868.51/1218: Telegram

The Acting Secretary of State to the Chargé in Greece (Morris)

17. Your May 1, 2 p.m. The explanation offered by the Private Secretary of the Prime Minister as to the imperative necessity for the Greek Government’s action in forbidding the Bank of Greece to transfer the remittance for the May 1st maturities on the 1924 Greek Government 7 per cent loan is not regarded by the Department as adequate. The Department has emphasized to the Greek Minister in Washington its view that, because of the commitments given by the Greek Government to the International Financial Commission, the present action of that Government assumes an unusually serious aspect and if allowed to stand will add to the disappointment and criticism with which Greek credit will be viewed. The Department has also pointed out to him the seriousness with which default in payment will be regarded by American investors who have contributed so much to the development of Greece and aided so greatly in meeting various Greek national emergencies. In view of the foregoing the Department is strongly of the belief that the Greek Government should exert itself to the utmost to meet its obligations to the fullest possible measure.
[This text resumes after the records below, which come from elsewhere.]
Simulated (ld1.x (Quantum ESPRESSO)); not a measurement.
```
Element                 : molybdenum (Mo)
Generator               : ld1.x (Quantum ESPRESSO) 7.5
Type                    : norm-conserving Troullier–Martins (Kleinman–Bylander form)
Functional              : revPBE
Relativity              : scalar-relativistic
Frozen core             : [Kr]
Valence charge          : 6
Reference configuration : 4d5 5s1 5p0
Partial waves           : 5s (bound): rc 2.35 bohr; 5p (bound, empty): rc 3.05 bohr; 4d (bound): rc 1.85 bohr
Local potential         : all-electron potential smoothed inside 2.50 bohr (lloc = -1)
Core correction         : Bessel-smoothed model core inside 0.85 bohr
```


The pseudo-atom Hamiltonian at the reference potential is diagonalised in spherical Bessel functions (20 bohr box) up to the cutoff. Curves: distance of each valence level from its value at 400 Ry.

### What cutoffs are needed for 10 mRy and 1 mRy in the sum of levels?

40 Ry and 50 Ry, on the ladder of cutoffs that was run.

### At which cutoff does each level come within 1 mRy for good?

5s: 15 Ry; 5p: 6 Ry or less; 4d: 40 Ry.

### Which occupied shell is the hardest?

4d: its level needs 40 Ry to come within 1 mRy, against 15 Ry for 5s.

It is realized that because of the instructions contained in the Department’s No. 16 of April 28, 7 p.m., to the effect that you should be guided by the actions of your colleagues, you may have refrained from bringing clearly to the attention of the appropriate Greek authorities the Department’s views regarding the concern with which this Government views the Greek Government’s interference with the functions of the International Financial Commission. If such is the case, it is desired that you immediately stress to those authorities the full import of the Department’s views, as set forth in the above mentioned telegram and as supplemented by the first paragraph of the present instruction.

Subject to the instruction outlined above, you will continue to maintain contact with your British, French and Italian colleagues and with the members of the International Financial Commission and to cooperate fully in their endeavors to induce the Greek Government to modify its present position in this matter.

As for the signature of the Agreement with the Treasury, the Greek Minister now states that he is willing to proceed to sign at once. This matter, therefore, we expect will be satisfactorily arranged. You may advise the Greek Government informally that the Treasury appreciates [Page 388] that the delay in signing was not due to any fault of the Greek Minister here.